I'm often asked what my favorite horror and dark fantasy novels are. While it's easy to name off authors such as Stephen King or Poppy Z. Brite, it isn't easy for me to list all of the great novels that I've read throughout the years. This is why I've decided to compile a list: to not only keep a visual record of what I've enjoyed, but to also share it with my readers as well.
So, without further ado, here are my favorite horror and dark fantasy novels (in no particular order.)
This list wouldn't be complete without Lord of the Flies. Though some would argue that it isn't technically a 'horror' novel (more than it is a contemporary story,) I feel the elements within the book are horrific enough to merit a mention on this list, especially since it's one of my favorite pieces of fiction period. With a marauding sense of unease that continuously builds until the very end, that scene with the pig, and increasing threat that something horrible will happen at any moment, it's a book that definitely makes your skin crawl.
What would this list be without some Stephen King? Bag of Bones starts simply enough, but amps up the tragedy factor after only just a few pages.This haunting tale--part love story, part ghost story--leaves you questioning yourself the more time goes on, and ultimately leaves you devastated and heartbroken near the end.

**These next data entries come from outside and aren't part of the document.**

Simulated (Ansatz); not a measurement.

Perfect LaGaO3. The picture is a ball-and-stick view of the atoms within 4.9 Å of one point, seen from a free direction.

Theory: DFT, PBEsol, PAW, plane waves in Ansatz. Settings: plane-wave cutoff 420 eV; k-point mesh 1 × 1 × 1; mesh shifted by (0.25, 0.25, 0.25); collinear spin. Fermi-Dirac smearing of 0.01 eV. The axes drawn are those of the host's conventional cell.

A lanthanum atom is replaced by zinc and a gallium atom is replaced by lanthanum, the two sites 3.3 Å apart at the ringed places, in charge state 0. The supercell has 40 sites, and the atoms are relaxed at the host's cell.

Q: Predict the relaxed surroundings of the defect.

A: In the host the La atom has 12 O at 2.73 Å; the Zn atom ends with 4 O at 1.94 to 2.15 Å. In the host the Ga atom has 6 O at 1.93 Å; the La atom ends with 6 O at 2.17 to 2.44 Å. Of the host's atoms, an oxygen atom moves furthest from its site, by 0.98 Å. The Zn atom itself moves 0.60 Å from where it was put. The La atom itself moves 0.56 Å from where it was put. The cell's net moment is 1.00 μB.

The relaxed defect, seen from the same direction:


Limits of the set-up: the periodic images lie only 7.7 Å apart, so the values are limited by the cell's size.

Set in a dystopian world reminiscent of the Civil War (but with magic,) Sabriel by Garth Nix was one of the defining books of my childhood. It tells the story of a young woman--aptly named Sabriel--whose father goes missing somewhere within a swath of territory known as the Old Kingdom, which is separated from the rest of the country by a great wall in order to keep back the undead. It's one of my favorite young adult novels, and while I've yet to finish the series in its entirety (given that a new book has recently come out after several years of supposed 'closure,') I can highly recommend it and its three primary sequels.
What if there was a monster that preyed on the most vulnerable people? And what if it focused on a small group of individuals in the same town? In The Hollower, Mary SanGiovanni created a monster just like that, and with gruesome and terrifying accuracy that makes this a standout horror novel.
All That Remains by Al Barrera is a book that seems innocent enough upon first impression, but once you start reading, you realize that this story is anything but innocent. Telling the story of a ragtag group of survivors some years after an apocalyptic event has struck the Earth, it follows their quest for answers--and, ultimately, salvation.
Bad Wolf by Tim McGregor is a hard book to describe without giving a whole lot away. Part police procedural, part horror novel, it follows a detective who's struggling to uncover the mystery behind a series of murders / maulings that are occurring in the town he lives in. It's a definite page-turner, with an ending that leaves you shockingly-satisfied.
If The Exorcist were to become the focus of a reality TV show, then A Head Full of Ghosts would probably be exactly how it played out. Dark, disturbing, told in pieces through varying sets of eyes and in different medias, it's a dark story of a family haunting, one that leaves you reeling and thinking long and hard after the very last page.
This list wouldn't be complete without something by Rhiannon Frater. In Dead Spots, a young mother suffers the loss of a child and inadvertently ends up trapped in a sinister alternate universe. It follows her struggle, both as a grieving parent and as a survivor of a wicked world, as she braves the landscape where dreams and nightmares can become real instantly.
Drawing Blood by horror master Poppy Z. Brite is an amazing and tragic tale. It tells the story of a young man who is haunted by his father's murder-suicide on his family, and features a dark, sinister landscape that resides within this world's most twisted passages.